Junior Leaders Course Report by LAC Arrowsmith

Between the 4th and 11th of July 2015, LAC Davies and myself attended the NZCF CA JNCO Course held at RNZAF Base Ohakea. This is the leadership course for Cadets from all three Cadet Corps (Army, Air, and Sea) within the Central Area who are aspiring to lead within their units and become Junior NCOs. We had 38 Cadets from as far away as Gisborne come together for this week long course of learning and development. Within the course we were split into Syndicates of 9-10 Cadets from each Corps. These were the groups who we did the majority of the activities with during the week.

Prior to the beginning of the course I was slightly apprehensive about what to expect at this course, not forgetting astonishment at selection in the first place, as this is a highly sought after course for both Cadets themselves and Units trying their Cadets through the system. But soon after arrival I found that everyone was really friendly and accepting, with bonds developing between us as Cadets.

The course itself comprised of three ‘terminals’ (tests) which covered: Drill Instruction, Oral Presentations, and most importantly, Leadership. The week was well structured with plenty of time for practices for the terminals.

The first terminal we did was Drill Instruction. This comprises of teaching Cadets simple drill movements, which are vital for performing a basic parade within their Unit. By breaking down the sub-movements, it is easier to learn, for the basic Cadet with no prior drill experience. The time did drag on as we had to keep acting as students so the others could have their turn at instructing.

The next two days were filled with preparing, practicing, and then presenting our Oral Presentations. The topics for these were completely chosen by us. The first of which (the practice), was to be of 5 minutes duration, and the second (the terminal) was to be 10 minutes. The problem here ended up being trying to keep within the time limit, rather than trying to gather enough material to fill the time, because if it lasted more than 20% longer than the stated time, we would fail. I ended up cutting out material as I was presenting, because the just wasn’t enough time. We were given plenty of rest and break time during these presentations, which ensured that everyone had the full attention of their audience.

The last and most important of these terminals, leadership, took up the next two days. This is the most important of the three, because as Junior NCOs, we are expected to step up and become leaders within our Units, so it was critical we got a big tick for this one. Everyone in the syndicate was given a small task, in which they lead the group to achieve a goal. Whether it be load a trailer, re-dress a classroom, remove a tent peg from a circle we could not enter, or build a raft. These tasks brought out a true sense of comradery and teamwork within the group, with everyone chipping in and doing their fair share of work. Again, we had plenty of practice for this, so we knew exactly what we needed to improve on for the terminal.

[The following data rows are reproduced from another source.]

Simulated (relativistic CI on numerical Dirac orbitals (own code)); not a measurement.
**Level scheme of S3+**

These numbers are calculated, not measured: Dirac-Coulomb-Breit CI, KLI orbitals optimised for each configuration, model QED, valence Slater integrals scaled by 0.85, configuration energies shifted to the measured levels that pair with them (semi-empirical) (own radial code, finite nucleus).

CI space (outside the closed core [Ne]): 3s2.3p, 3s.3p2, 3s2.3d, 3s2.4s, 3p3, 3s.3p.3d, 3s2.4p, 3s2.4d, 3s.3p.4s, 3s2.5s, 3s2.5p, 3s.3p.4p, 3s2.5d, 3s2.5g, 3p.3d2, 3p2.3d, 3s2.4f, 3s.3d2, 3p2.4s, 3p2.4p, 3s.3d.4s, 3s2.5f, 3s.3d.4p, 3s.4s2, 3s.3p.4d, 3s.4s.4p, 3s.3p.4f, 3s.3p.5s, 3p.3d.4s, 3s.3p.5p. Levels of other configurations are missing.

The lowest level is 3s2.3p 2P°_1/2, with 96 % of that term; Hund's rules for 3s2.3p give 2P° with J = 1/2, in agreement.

The last day was comparatively relaxed, with a parade practice, the final parade itself, presentation of course certificates, and cleaning of the barracks, followed by a film in the evening.

So, to summarise. The JNCO course is really good fun. Everything is very well planned, which led to the successful and smooth running of the week. You meet a lot of new friends to stay in touch with, and hopefully attend more courses with in the future. Even the food was really good, although the portion sizes aren’t what they are at home.

So even though we lost a few people along the way, I really enjoyed the course and recommend to anybody considering it apply!